I agree. For me, though, Simon Young with the Hamburg Philharmonic is the best all round recording of this symphony (in its original version, that is). 
http://www.amazon.com/Bruckner-Symp...qid=1388012328&sr=8-3&keywords=bruckner+young

I can't praise it more highly enough. It's that good.


----------



## mikey (Nov 26, 2013)

Huilunsoittaja said:


> Far more than that, when Anton Rubinstein saw the 1st piano concerto, he thought it was horrendous and proceeded to bitterly criticize Tchaikovsky for it.


Actually it was Nikolai.

There's also the famous story about Barber's Violin concerto - 3rd mov pronounced unplayable then learnt in a few days.


----------



## hpowders (Dec 23, 2013)

KenOC said:


> Liszt seems to have been quite a nice guy. But he didn't always get the same treatment. When he played his B-minor Sonata for Brahms, Brahms fell asleep. (or so I seem to remember...)


He wasn't the only one!


----------



## Couac Addict (Oct 16, 2013)

I think Rossini had a large, burly man to collect the receipts.


----------



## mikey (Nov 26, 2013)

KenOC said:


> Liszt seems to have been quite a nice guy. But he didn't always get the same treatment. When he played his B-minor Sonata for Brahms, Brahms fell asleep. (or so I seem to remember...)
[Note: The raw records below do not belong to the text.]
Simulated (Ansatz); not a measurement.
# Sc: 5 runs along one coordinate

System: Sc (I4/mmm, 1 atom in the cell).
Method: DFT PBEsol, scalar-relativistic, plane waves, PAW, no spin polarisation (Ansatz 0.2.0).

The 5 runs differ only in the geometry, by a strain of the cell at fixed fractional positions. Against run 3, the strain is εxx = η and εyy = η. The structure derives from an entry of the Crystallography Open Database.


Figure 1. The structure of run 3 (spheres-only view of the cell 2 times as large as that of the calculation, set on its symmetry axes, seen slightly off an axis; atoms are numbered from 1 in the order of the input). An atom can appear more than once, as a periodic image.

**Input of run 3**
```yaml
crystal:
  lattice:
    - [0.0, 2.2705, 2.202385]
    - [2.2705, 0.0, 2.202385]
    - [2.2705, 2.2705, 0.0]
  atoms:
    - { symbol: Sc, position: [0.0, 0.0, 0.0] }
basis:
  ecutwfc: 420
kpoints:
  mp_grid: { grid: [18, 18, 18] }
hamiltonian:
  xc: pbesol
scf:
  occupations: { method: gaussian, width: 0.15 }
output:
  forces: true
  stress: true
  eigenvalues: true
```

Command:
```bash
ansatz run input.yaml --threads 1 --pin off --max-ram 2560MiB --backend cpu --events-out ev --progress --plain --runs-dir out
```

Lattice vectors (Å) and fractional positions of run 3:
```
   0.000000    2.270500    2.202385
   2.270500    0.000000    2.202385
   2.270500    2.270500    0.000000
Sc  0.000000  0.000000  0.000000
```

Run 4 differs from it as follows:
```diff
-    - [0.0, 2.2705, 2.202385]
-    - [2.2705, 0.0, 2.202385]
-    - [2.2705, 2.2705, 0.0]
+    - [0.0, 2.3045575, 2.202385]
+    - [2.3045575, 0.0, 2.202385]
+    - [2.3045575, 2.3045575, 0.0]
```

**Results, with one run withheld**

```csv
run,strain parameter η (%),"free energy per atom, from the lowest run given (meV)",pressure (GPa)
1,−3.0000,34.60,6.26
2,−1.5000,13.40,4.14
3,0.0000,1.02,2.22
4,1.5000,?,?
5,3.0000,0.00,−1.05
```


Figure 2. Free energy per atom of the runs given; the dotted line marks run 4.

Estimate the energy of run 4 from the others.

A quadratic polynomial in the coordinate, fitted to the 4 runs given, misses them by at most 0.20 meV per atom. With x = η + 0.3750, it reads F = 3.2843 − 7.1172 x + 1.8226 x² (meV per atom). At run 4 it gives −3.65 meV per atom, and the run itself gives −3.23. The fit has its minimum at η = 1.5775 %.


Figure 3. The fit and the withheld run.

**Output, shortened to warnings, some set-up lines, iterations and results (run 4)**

That story is debatable - I've read Brahms had been travelling all day and was actually tired.


----------



## Huilunsoittaja (Apr 6, 2010)

mikey said:


> Actually it was Nikolai.


Ah the pianist brother! Funny enough, Nikolai Rubinstein never got to premiere ANY of the Tchaik concerti, because Sergei Taneyev did the honors instead (for the Moscow premiere anyhow). Taneyev premiered all 3 Tchaik PCs one way or another. Yes, that teacher/composer was also outstanding pianist.


----------



## Sid James (Feb 7, 2009)

KenOC said:


> Liszt seems to have been quite a nice guy. But he didn't always get the same treatment. When he played his B-minor Sonata for Brahms, Brahms fell asleep. (or so I seem to remember...)


Yeah as mikey says, Brahms had made an arduous journey to Weimar, and was tired as a result of that when Liszt played him his new sonata. I remember reading that next morning at breakfast Liszt didn't mention it, he kept being a hospitable host to the young Brahms.

What the anecdote says to me, and also I think Liszt never played that work in public (nor anything as radical as that, he mainly played his transcriptions) is that he was interested in what other composers - even younger and less experienced ones - had to say about his more radical music. Liszt did still play concerts, but they where to fellow musicians and those in the music scene. He did make an impression on the young Debussy when he was studying in Rome. That's probably the most valuable experience Debussy had in what he largely saw as an ungratifying experience, another thing was hearing Palestrina's music in the Vatican.

That having been said, Brahms didn't warm to Liszt's aesthetic then, but its said that he did study Liszt's late piano pieces, and incorporated techniques from those into his own late piano works. I'd say that pared down and less flashy side of Liszt appealed to Brahms, but its the older Brahms I'm talking about, not when he visited Weimar as a young man.


----------



## Sid James (Feb 7, 2009)

mikey said:


> ...
> There's also the famous story about Barber's Violin concerto - 3rd mov pronounced unplayable then learnt in a few days.


That's right, and another one (apart from the Schoenberg I mentioned on this thread before) was Tippett's Piano Concerto. I made a thread about that, with more examples, here.

The playability thing is a funny issue. Obviously when a musician like Heifetz says something isn't playable, he believes it isn't. But its just like one expert opinion, as with any other thing, the composer can ask for a second (or even third?) opinion.


----------



## peeyaj (Nov 17, 2010)

Brahms and Joachim, and that fella who always ripped Wagner. (clue E.H.)


----------



## EdwardBast (Nov 25, 2013)

Musorgsky never received much respect from the other members of The Five. Most, or perhaps all of them, stated at one time or another that he was an idiot. Rimsky-Korsakoff then revised Boris Godunov in a particularly idiotic way, demonstrating the extent to which he failed to comprehend and appreciate the best features of his friends style.


----------



## hpowders (Dec 23, 2013)

mikey said:


> That story is debatable - I've read Brahms had been travelling all day and was actually tired.


I'll remember that excuse the next time I fall asleep in public listening to a piece I can't stand. Thank you Herr Brahms!


----------